It was a commitment rooted in his own early experience. He was of that generation who had the ability but not the family means to go on to university, after he completed his secondary education at the Anderson Educational Institute in Lerwick. As the youngest of seven children, it was decided instead that he should start earning and so, in 1937, he began work as a telephone engineer and this remained his career until he retired in 1983.
His job took him into contact with homes and businesses the length and breadth of Shetland and proved an ideal preparation for life as a councillor: he knew the locals and they knew him. He was first elected to the then Lerwick Town Council and Zetland County Council in 1967 and was returned continuously until his retirement from the successor Shetland Islands Council in 1997. Not for him the coyness of standing as an Independent councillor, as so many of his colleagues in rural areas did and do - Mr Smith stood on the Labour ticket in every election he fought and won.
Although jovial and entertaining, nobody ever doubted the serious purpose behind his political activism and passion for justice in all its forms. His council responsibilities, which included service on the education committee of the Convention of Scottish Local Authorities, gave him ample opportunity to demonstrate the strength of his convictions.

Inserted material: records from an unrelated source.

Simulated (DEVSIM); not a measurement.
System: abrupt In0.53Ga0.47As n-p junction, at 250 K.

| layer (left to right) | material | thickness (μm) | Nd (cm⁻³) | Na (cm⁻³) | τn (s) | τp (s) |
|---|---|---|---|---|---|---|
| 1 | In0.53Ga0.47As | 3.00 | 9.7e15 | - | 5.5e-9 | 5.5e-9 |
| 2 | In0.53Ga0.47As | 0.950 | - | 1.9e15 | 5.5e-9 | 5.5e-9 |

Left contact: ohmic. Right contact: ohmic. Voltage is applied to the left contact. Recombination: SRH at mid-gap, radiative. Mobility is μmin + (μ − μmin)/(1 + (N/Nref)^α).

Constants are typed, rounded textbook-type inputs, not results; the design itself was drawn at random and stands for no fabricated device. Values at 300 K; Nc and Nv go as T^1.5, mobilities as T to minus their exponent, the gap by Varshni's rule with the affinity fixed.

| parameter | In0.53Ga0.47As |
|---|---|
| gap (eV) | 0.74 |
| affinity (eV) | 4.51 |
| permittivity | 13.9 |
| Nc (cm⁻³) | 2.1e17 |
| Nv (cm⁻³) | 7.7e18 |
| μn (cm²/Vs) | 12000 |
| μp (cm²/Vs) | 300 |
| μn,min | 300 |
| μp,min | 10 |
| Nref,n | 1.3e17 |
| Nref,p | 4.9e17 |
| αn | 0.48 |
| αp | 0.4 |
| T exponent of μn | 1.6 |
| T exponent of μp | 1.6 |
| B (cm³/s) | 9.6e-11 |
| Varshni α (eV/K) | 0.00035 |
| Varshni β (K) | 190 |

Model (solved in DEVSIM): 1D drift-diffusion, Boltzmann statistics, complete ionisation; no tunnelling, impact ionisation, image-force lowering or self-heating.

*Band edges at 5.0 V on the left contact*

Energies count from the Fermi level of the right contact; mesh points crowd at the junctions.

Bill Smith’s two careers in employment and public life were eventually to be given tangible recognition, first with the award of the British Empire Medal in 1961 for services to the community and telecommunications. The previous winter, he and a colleague had battled through deep snowdrifts and been stranded for three days to keep open vital radio links between Shetland and the outside world. Then in 1991, his “signal service to the cause of education” was acknowledged with a fellowship of the Educational Institute of Scotland - of which one of his sons, Ronnie, would become general secretary four years later.
The impact he made on his island community, and the affection in which he was held, was evidenced not only by the large turnout at his funeral but also by the Shetland flag flying at half-mast from Lerwick town hall.